Munchkins Unite!
Posted by Carol Starr Schneider on Nov 19th, 2007
What do three surviving members of the Lollipop Guild, the Incredible Hulk and presidential hopeful John Edwards have in common? Good question. Glad you asked. Turns out, they all showed up at NBC on Friday afternoon and joined a mob of over 700 Writers Guild picketers.
Other famous folks joined in, too. There were actors like James Denton and Doug Savant from “Desperate Housewives” and comedian Sarah Silverman. And don’t forget the scores of fans and the crush of cameramen taking full advantage.
“I’m here to support you and to fight for justice and fairness,” Edwards yelled into a bullhorn.

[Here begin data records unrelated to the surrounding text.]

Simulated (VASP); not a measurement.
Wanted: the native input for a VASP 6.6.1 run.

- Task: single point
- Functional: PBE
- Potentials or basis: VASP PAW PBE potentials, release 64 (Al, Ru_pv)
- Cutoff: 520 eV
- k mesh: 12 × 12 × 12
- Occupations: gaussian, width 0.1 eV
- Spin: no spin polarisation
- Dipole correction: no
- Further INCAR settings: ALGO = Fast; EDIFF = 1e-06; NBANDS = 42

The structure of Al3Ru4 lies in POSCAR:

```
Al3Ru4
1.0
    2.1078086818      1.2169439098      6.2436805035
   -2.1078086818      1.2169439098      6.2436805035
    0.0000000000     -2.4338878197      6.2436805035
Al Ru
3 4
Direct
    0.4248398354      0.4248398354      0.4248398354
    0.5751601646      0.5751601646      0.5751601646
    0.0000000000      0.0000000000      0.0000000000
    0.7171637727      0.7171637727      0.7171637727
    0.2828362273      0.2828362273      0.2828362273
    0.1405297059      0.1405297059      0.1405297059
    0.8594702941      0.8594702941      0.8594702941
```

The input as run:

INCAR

We screamed and cheered and hurt our vocal cords. Oh, it was all very exciting… until I nearly got a free lobotomy when a cameraman came this close to slicing my brain in half with his heavy apparatus.
But don’t worry. I gave him a piece of my mind. “Hey!” I hollered at him in my tough-girl voice. “Do you mind? There’s a person here!”
I don’t think he minded all that much. He cared only about showing Edwards as he worked the crowd, smiling his handsome smile. If he had to take a percentage of my cranium to get the job done right, so be it.
Yes, it was one big carnival on Friday, full of impersonators and looky-loos and anti-establishment types and folks in costumes. Before I even got to see the real John Edwards – and by “see,” I mean, catch a fleeting glimpse of his boyish face – I shook hands with the fake John Edwards. He had the Southern accent and the political spiel down. He had the brown hair and the big grin. But he was too tall and too toothy to capture the real Edwards essence. Not that it mattered. He soaked up the attention. He milked it for all he could and got laughs instead of campaign contributions.
Then there was the bouncy blonde dressed up like a reporter from Fox News. She gets points for chutzpah and her authentically newsy demeanor. Microphone in hand, she grabbed some key interviews with fellow attention-grabbers. Good thing I brought Francine, my private make-up artist, along for the ride. Francine touched up a few questionable facial spots, brightened me up with a bit more rouge and ruby red lipstick and voila, I was primed to launch into my camera-ready, 30-second sound bite on human rights and residuals.
Then I got the shocker of all time, when I took a closer look at the logo of her jacket. Immediately, I let out a full-throttle, throaty gasp of dismay.
“Cut!” I commanded. “What the -- !”
The logo on her jacket didn’t say Fox News. What it said was… Foxy News.
At that moment, I felt taken. I felt robbed. Even if I did look rather fetching and oil-free, thanks to Francine. You’ll be happy to know that after an emotionally-charged debate with myself, I proudly declined to be interviewed by Ms. Foxy News for her faux TV channel.
My logic went like this: What if Foxy News turned out to be… oh… I don’t know… pornographic in nature? What sort of legacy would I be leaving my sons?
“Hey, kids! Come check out the tight shot of Mom on YouTube!”
No. I couldn’t let that happen. I do have my standards. They may be low, but I cling to them, nonetheless.
I had barely recovered when the Incredible Hulk grazed my elbow with his enormously fake green muscles, and went “Grrrr” unconvincingly. Talk about bogus. And don’t get me started on the postal imposter who walked around, delivering Xeroxed residual checks:
“Pay to the order of: Joe Screenwriter.” The amount of the check: .08 cents, which is what the WGA wants to get from the sale of one $20 DVD, instead of the .04 cents we get now. These days, that mega-increase is looking unlikely, to say the least.
The high point of the day for me was when the three original munchkins from “The Wizard of Oz” marched right by me. Now these guys were the real deal. I wanted to bend down and hug them and invite them home for dinner. I love the Munchkins on a level that approaches nirvana. Yet the voice in my head told me to control the urge to kidnap the remaining Lollipop cuties for my very own. After all, these little guys are pretty old. They needed to rest up for their big day on Tuesday, when they get their much-deserved star on the Hollywood Walk of Fame.
Still, my Munchkins sighting has lifted my spirits, significantly, along with the happy news that the WGA and the Alliance of You-Know-Who have agreed to meet again after Thanksgiving. This is a promising development for everyone. Especially me. I’m not sure how much more of this Mardi Gras I can take.